What can increase DevOps technical debt

DevOps

20/06/202108/11/2021

Technical debt is a topic that pops up often in the IT world. Simply stated, it’s a metaphor for all the shortcuts that you take during development that later on hurt your ability to quickly produce or modify code. Often we hear about it in the context of DevOps and CI/CD. So what is DevOps technical debt?

DevOps is significantly different from programming or system administration. DevOps in general works on optimizing and automating processes inside the company. You might disagree with this and say things like “DevOps sets up pipelines and automation and stuff” but in reality all he does is say “Say, how about we stop mocking around thease manual builds and tests and just save the code and let the automation take over?”. Result might be the same, but the intent is that it makes a difference. At Least the difference between a successful DevOps and one who merely follows online guides hoping for the best.

And for this very reason the technical debt from DevOps perspective is different from the more classical programming technical debt. While this is not a complete list of all possible ways you can accumulate technical debt by doing DevOps work, it will definitely be a good starting point for optimizing the work of DevOps inside your organization.

What increases DevOps technical debt?

Set & Forget fallacy

One of the biggest misconceptions with automation and CI/CD pipelines is that you can set them up and completely forget about them. This can sound very counterintuitive. You have a system that does something, and if nothing changes one year from now it should still behave the same. Right?

Well not really. The first issue in this statement is that we assume “nothing changes” and also mention the passing of time. Now I don’t know about you, but for me, time definitely passes and irrevocably changes things. Meaning codebase changes, 3rd party dependencies (packages, libraries, modules, supporting applications) changing or disappearing. APIs, developers, and development platforms are slowly tweaked and replaced.

Anyhow, the point is no matter how careful you are, the world will still move with time. Eventually, your systems will need to be tweaked to match reality. Besides reality, your user’s needs and habits will change, and automation has to follow the stakeholder needs.

And by your users, I mean the development teams directly and indirectly supported by DevOps. The only real measure of DevOps is the satisfaction of the teams that depend on it. Fancy terms, buzzwords, and sales points are pointless if you’re not satisfying the needs of your teams. Your job is to save their time, brainpower, and nerves through automation.

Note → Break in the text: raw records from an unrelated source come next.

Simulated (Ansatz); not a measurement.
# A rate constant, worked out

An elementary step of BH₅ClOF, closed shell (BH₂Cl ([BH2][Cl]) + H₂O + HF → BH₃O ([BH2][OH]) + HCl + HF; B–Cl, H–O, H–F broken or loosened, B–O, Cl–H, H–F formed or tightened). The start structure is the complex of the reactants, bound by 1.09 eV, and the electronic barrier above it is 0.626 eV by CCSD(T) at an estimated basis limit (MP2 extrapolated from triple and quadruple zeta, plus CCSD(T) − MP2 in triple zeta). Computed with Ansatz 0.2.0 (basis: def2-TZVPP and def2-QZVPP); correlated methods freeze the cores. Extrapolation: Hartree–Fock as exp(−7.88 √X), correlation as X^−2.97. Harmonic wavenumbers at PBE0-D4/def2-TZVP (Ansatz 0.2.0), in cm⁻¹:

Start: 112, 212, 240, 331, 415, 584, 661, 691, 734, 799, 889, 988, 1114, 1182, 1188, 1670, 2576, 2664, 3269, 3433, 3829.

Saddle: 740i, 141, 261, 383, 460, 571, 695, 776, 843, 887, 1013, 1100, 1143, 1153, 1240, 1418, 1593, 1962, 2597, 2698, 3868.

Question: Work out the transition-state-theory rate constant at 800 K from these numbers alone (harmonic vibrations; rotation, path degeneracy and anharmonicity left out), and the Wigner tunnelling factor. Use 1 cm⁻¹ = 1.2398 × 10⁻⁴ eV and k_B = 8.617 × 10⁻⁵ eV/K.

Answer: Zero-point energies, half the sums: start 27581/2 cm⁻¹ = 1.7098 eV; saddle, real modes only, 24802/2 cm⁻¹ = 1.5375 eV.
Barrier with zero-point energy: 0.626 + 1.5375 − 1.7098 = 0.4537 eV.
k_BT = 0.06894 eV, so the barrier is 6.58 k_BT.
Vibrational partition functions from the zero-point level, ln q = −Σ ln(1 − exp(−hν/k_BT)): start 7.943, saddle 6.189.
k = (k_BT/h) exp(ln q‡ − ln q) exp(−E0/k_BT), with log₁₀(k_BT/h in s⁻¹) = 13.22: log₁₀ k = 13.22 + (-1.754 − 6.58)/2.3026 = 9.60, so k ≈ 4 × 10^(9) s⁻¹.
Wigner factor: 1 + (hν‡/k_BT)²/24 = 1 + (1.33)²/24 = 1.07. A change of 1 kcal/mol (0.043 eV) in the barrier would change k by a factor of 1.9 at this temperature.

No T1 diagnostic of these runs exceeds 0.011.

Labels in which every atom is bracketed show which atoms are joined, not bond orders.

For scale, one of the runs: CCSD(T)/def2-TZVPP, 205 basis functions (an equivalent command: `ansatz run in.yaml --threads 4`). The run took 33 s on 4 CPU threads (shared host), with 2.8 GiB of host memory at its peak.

No matter how much you try to keep the status quo, things will slowly imperceptibly change. And eventually those changes will accumulate to a point where the pipelines might fail or behave unpredictably.

Deploying only complete automation

Another case of misguided DevOps effort comes from thinking about CI/CD pipelines only in their final form. Not considering using partial automation, and waiting for all its parts to become automated. This is fine for new projects, as often the structure evolves with needs of the project. But it can be very harmful when you’re first starting to introduce DevOps practices in a company.

The waiting process can seriously harm developer adaption. Automation becomes liberating at the point when developers stop consciously thinking about automated processes and simply push their code and move to the next task. For this they don’t need a complete pipeline, automating any part of the system can give them a “you do your part, and automation will take over” veeling. If it takes a super long time to start “tasting” DevOps benefits, they will simply become resistant to the concept in general. The same goes if they have to do everything by hand due to a broken pipeline. They will simply start avoiding and resisting any further automation.

Overcomplicated pipelines

In general pipelines and helper scripts and templates should be as simple as possible in order to be easily editable by developers themselves. This also means that we shouldn’t optimize them towards the highest possible coding standard but for ease of access. Afterall they will be opened by cranky angry coders who just want to fix their suddenly broken popeline and go back to their own work and worries.

In the late stage of Ci/CD pipelines, developers fully depend on automation to do everything correctly. This means that you might have teams that are not aware of the details of the build and deploy processes driving their projects. For this reason, having one simple file that can be easily copied/run by hand with a few helper scripts is the simplest way to involve your team in the DevOps work.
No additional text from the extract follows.